I often reflect on the patience of Johann von Staupitz as I mentor students in my classes at Dordt College. There is always the difficult student. You can find in every class that one student, or more, who kicks against the goads. Sometimes they seem to do so just for the sake of doing it. And there are always those students like Martin Luther who come with their hard questions. They truly want to understand. And in their quest for understanding, for truth, they push the envelope. They question everything they have ever believed or known. Like Johann von Staupitz, I am confronted with a choice. Do I shrink from the intensity of their struggle and the difficulty of their questions? Do I move close enough to offer a supporting shoulder on which to lean? Do I let them continue to ask away, or do I ask them to confine their quest for knowledge to acceptably noncontroversial topics?

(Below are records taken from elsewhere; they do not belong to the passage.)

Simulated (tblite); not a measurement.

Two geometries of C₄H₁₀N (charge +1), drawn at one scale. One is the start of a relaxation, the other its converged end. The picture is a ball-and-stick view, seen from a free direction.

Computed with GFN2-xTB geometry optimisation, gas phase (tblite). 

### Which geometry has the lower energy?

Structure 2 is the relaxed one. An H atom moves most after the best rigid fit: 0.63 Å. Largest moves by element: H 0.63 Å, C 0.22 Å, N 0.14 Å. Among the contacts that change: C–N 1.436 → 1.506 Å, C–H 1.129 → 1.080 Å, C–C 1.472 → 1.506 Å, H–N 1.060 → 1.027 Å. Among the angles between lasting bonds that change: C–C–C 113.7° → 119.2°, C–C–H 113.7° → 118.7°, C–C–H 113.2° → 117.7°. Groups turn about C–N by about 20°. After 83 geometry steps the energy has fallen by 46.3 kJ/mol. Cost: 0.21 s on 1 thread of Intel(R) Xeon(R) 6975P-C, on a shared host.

What might have happened if Martin Luther had been under the care of someone beside Johann von Staupitz? What if it had been someone who chose to break his spirit further by insisting that his questions and doubts were proof positive that his heart was evil? How many sincere and courageous questing hearts like Luther’s have been crushed by the words, “We are not allowed to address those feelings here?” Consider the ministers and other Christian leaders alone who are hungry to have a Staupitz in their life. So many Christians, including students at Christian colleges, are hiding their secret doubts and struggles behind a mask of normalcy–because anything less would just be unspiritual.
Johann von Staupitz is not the first name that comes to mind on Reformation Day. And why would it? Staupitz never supported Luther’s reformation, though he remained Luther’s friend and died as a faithful Augustinian Catholic in 1524. He never intended his brilliant student to apply scriptural insights in the way Luther ultimately did. On the surface Staupitz does not seem to deserve a place in the celebration. Yet the more responsibility I have for mentoring others, the more I reflect on the pivotal role of Johann von Staupitz in offering guidance to Martin Luther before he became the reformer of legend. It is the image of Staupitz that encourages me to listen longer, to care more, to answer wisely, and to persist despite the outward appearance of limited progress. We never know when a student, a colleague, a congregant, or a friend may carry seeds of greatness that are being forged in the intensity of their struggles. It is not always immediately obvious that the student who struggles to put two words together has the makings of a gifted writer or that the seemingly aimless academic drifter has the potential to lead legions given the right direction. All of us who mentor in any capacity should work to develop the heart, mind, and eyes of a Staupitz. I suspect Martin Luther would agree. Long after his name had become a household word throughout Europe, the seasoned Reformer remarked, “If it had not been for Dr. Staupitz, I should have sunk in hell.”